Now, let me share a little secret—I couldn't resist putting my twist on these babies. The salted caramel filling took them to a new level of heavenly delight! But now it's your turn.

I would love for you to give them a try, and let me know what you think.

Roll up your sleeves, get those mixing bowls ready, and let's embark on a doughnut adventure that will leave your taste buds dancing with joy!


Ingredients

  • 3 large eggs

  • 1/2 tsp fine sea salt

  • 115g (8 tbsp) butter

  • 1/2 cup + 1 tbsp water

  • 2 Tbsp granulated sugar

  • 1/2 Tsp bicarbonate soda

  • 1/2 cup + 1 tbsp oat milk

  • 1 Tbsp grated orange zest

  • 1 1/4 cups sifted plain flour


Method

  1. In a large saucepan, on medium heat, combine the milk, water, butter, sugar, and salt. Bring the mixture to a boil over medium heat. Once it starts boiling, remove the saucepan from the heat.

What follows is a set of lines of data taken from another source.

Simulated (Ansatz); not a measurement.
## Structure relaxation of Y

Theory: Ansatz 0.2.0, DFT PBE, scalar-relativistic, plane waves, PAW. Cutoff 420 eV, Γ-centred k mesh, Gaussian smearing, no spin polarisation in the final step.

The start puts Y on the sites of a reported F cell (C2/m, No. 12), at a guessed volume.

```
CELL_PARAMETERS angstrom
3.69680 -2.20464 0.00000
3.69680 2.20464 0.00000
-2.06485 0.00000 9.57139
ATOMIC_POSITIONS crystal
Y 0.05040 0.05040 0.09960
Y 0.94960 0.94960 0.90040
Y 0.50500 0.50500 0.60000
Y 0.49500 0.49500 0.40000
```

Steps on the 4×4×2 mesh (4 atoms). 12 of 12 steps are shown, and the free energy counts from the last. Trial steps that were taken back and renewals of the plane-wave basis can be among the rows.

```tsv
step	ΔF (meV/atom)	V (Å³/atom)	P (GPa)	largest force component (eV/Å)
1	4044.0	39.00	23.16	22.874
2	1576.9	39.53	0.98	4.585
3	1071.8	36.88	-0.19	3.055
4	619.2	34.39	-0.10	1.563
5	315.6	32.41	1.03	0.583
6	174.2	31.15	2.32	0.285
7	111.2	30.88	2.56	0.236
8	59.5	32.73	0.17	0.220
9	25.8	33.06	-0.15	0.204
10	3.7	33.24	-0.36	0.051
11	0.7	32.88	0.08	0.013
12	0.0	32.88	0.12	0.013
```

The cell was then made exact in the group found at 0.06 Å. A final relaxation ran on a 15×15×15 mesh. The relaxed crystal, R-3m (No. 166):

  2. Add the flour and bicarbonate soda to the saucepan. Stir vigorously with a wooden spoon until the mixture is well combined.

  3. Return the saucepan to the heat and cook for 1 minute, stirring constantly. Think of it as kneading the dough with a wooden spoon. Look for a thick film forming at the bottom of the saucepan as a sign that the dough is ready. It should feel smooth.

  4. Transfer the dough to a mixing bowl of a stand mixer. Use the spoon to spread the dough evenly in the bowl. Refrigerate and let it cool for 10 minutes.

  5. Attach the dough mixer paddle to the electric mixer. Scrape down the sides of the bowl, then add the eggs one at a time to the dough. Beat on low-medium speed until the eggs are fully incorporated. Scrape down the sides of the bowl as needed to ensure everything is well-mixed.

  6. Add the orange zest to the dough and beat on medium speed until fully incorporated. Scrape down the side of the bowl, cover it, and return it to the fridge for another 10 minutes.

  7. Cut square pieces of parchment paper (about 17) and heat a saucepan with enough oil for deep-frying over low-medium heat.

  8. Remove the dough from the fridge and transfer it to a piping bag fitted with a medium/large star tip. Hold the bag vertically over a piece of parchment paper and pipe an even circle of dough on the paper, making sure the ends connect. Repeat this step for the remaining dough.

  9. Once the oil in the saucepan is hot enough, gently place a cruller (doughnut) into the pan along with the paper. The paper will fall off within a few seconds of frying. Use kitchen tongs to remove the paper and fry the doughnuts for 2-3 minutes on each side or until golden brown.

  10. If you have a slotted spoon, use that to remove the doughnuts from the oil and drain them on kitchen towels.

Allow them to cool completely before glazing (if desired) and enjoy!

Optional Tip: You can substitute the oat milk for any milk of your choosing, you also don’t have to fill the doughnuts.